Laurie does an amazing job of reimagining Google's strange job optimisation technique (for jobs running on hard disk storage) that uses 2 CPUs to do the same job. The technique simply takes the result of the machine that finishes it first, discarding the slower job's results... It seems expensive in resources, but it works and allows high priority tasks to run optimally.
Laurie re-imagines this process but for RAM!! In doing this she needs to deal with Cores, RAM channels and other relatively undocumented CPU memory management features.
She was even able to work out various undocumented CPU/RAM settings by using her tool to find where timing differences exposed various CPU settings.
She's turned "Tailslayer" into a lib now, available on Github, https://github.com/LaurieWired/tailslayer
You can see her having so much fun, doing cool victory dances as she works out ways of getting around each of the issues that she finds.
The experimentation, explanation and graphing of results is fantastic. Amazing stuff. Perhaps someone will use this somewhere?

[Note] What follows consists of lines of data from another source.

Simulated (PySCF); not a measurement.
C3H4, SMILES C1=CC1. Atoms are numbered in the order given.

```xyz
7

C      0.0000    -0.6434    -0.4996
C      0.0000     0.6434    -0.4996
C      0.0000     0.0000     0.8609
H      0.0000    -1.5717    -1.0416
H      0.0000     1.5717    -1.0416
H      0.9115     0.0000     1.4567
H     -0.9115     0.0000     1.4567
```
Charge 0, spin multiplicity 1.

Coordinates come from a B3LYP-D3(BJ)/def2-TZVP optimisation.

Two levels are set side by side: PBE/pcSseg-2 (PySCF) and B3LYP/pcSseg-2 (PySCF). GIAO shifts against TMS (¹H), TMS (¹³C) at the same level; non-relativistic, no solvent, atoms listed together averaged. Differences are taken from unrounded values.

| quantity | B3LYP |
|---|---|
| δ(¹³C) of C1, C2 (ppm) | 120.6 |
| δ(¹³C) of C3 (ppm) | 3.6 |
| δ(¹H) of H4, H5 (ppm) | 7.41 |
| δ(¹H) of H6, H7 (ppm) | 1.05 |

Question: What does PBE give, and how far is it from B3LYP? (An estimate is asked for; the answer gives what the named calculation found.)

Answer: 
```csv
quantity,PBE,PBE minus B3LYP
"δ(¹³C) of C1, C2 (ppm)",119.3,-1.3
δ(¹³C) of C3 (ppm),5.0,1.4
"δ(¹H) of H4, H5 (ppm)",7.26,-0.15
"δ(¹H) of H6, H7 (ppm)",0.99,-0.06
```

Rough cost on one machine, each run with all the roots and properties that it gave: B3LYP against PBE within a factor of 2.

As mentioned in the YT comments, the work done here is probably a Master's degrees worth of work, experimentation and documentation.
Go Laurie!
LaurieWired is so incredibly smart, and so incredibly nerdy :-D
Really enjoyed this video, and I'm pretty picky. I learned a lot, even though I already know (or thought I knew) quite a bit about this subject as it was a particular interest of mine in Comp Sci school. I highly recommend. Skip forward through chunks of the train part though where she is messing around. It does get more informative later though so don't skip all of the train part
Halfway through this great video and I have two questions:
1) Can we take this library and turn it into a a generic driver or something that applies the technique to all software (kernel and userspace) running on the system? i.e. If I want to halve my effective memory in order to completely eliminate the tail latency problem, without having to rewrite legacy software to implement this invention.
2) What model miniature smoke machine is that? I instruct volunteer firefighters and occasionally do scale model demos to teach ventilation concepts. Some research years back led me to the "Tiny FX" fogger which works great, but it's expensive and this thing looks even more convenient.
This is a cool idea, very well put through for everyone to understand such an esoteric concept.
However I wonder if the core idea itself is useful or not in practice. With modern memory there are two main aspects it makes worse. First is cost, it needs to double the memory used for the same compute. With memory costs already soaring this is not good. Then the other main issue of throughout, haven’t put enough thought into that yet but feels like it requires more orchestration and increases costs there too.
Voxel Space[1] could have used this, would that multicore had been prevalent at the time. I recall being fascinated that simply facing the camera north or south would knock off 2fps from an already slow frame rate.
Many of our maps' routes would be laid out in a predominately east or west-facing track to max out our staying within cache lines as we marched our rays up the screen.
So, we needed as much main memory bandwidth as we could get. I remember experimenting with cache line warming to try to keep the memory controllers saturated with work with measurable success. But it would have been difficult in Voxel Space to predict which lines to warm (and when), so nothing came of it.
Tailslayer would have given us an edge by just splitting up the scene with multiprocessing and with a lot more RAM usage and without any other code. Alas, hardware like that was like 15 years in the future. Le sigh.
Doesn't doing this halve the computing power? I don't know this world at all, is that acceptable?
I haven't had time to see the whole thing yet, but I'm quite surprised this yielded good results. If this works I would have expected CPU implementations to do some optimization around this by default given the memory latency bottleneck of the last 1.5 decades. What am I missing here?
She could probably have been stinking rich on this work alone, but instead she just put it up on Github. Kudos to Laurie.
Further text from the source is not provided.